Fire Your Agent? Not Yet. Hollywood Writers and Talent Agencies Extend Talks.

anastasios pallis

Thousands of Hollywood writers are not firing their agents — yet.

As a Saturday night deadline approached, representatives for the writers and the agents agreed to give themselves another week to resolve their differences and stave off a potentially chaotic disruption of the entertainment industry.

The TV writers, affiliated with the Writers Guild of America, claim that the major talent agencies have been enriching themselves at the writers’ expense.

The writers and agents have been operating under an agreement that dates back to 1976 and was set to expire on Saturday. With the new deadline — 12:01 a.m. Pacific time on April 13 — the old agreement will remain in place as the two sides try to work things out.

“This afternoon, a small group of agents met with members of your committee,” the Writers Guild of America told its members in an email on Saturday night. “We had a frank and open conversation and, for the first time, the agencies acknowledged the depth of the problem that their behavior has caused.”

Karen Stuart, the executive director of the Association of Talent Agents, the trade organization that negotiates on behalf of the agencies, said in her own email that both sides were “committed to meeting regularly this week in our continued effort to work toward a resolution that serves the best interests of your businesses and your clients.”

At a time when there are more scripted shows than ever before, thanks to the rise of streaming, television writers have claimed that their pay is stagnant or going down, while the big agencies are expanding and growing richer. The writers blame the agencies for what they describe as gross conflicts of interest and corrupt business practices.

Two specific practices have gnawed at television writers. One is the agents’ decades-old habit of packaging a roster of talent from their pool of clients for a given project. In return for putting a writer together with, say, an actor and a director, the agencies waive the usual 10 percent commission fee paid to them by individual clients. In place of the commission, they collect large sums from the studios themselves, called packaging fees. These fees, the writers say, amount to money taken out of their pockets.

The writers’ second complaint is focused on how three major agencies — William Morris Endeavor, Creative Artists Agency and the United Talent Agency — have ventured into the production business by creating affiliated companies that produce and own content. Under this arrangement, the writers say, agents may end up across the table from executives who are essentially colleagues.

Agents had previously rejected both claims as ridiculous, countering that packaging talent and their move into production benefit writers in a business that has changed drastically in recent years with the entry of tech giants into entertainment.

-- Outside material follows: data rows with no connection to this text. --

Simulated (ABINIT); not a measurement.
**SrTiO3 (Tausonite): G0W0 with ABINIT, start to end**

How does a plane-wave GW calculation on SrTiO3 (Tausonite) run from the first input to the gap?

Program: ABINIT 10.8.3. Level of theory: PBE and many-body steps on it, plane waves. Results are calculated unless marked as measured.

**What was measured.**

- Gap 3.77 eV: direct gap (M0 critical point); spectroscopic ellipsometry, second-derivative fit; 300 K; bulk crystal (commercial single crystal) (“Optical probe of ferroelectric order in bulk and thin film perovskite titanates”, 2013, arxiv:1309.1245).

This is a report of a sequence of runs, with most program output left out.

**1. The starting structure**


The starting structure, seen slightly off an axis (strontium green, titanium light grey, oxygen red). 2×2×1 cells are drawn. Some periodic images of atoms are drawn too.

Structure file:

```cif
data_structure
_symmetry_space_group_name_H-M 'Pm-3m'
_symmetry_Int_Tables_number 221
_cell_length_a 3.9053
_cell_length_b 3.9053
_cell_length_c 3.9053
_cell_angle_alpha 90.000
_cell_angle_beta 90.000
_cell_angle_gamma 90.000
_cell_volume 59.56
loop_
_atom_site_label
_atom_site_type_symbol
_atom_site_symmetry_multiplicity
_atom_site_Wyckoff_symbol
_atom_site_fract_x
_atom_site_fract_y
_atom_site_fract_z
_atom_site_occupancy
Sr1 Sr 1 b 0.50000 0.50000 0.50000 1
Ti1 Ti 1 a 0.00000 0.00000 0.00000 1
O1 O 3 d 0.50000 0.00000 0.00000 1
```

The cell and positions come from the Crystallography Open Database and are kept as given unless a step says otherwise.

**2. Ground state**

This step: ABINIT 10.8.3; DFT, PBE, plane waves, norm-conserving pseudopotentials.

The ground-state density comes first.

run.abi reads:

If an agreement is not reached, the East and West branches of the Writers Guild of America have said they will instruct their members to fire their talent agents. There are 13,000 active members of the New York and Los Angeles based-unions, a spokesman for the W.G.A. said.

The battle between writers and agents is highly unusual. In previous Hollywood labor disputes, the W.G.A., which is more active than the actors’ or directors’ guilds, has typically gone after the studios. In 2007, the writers went on strike against the studios, and they nearly walked out again two years ago.

Negotiations between union leaders and the Association of Talent Agents are taking place during a period known in Hollywood as staffing season, when the broadcast networks sign writers for the fall television season.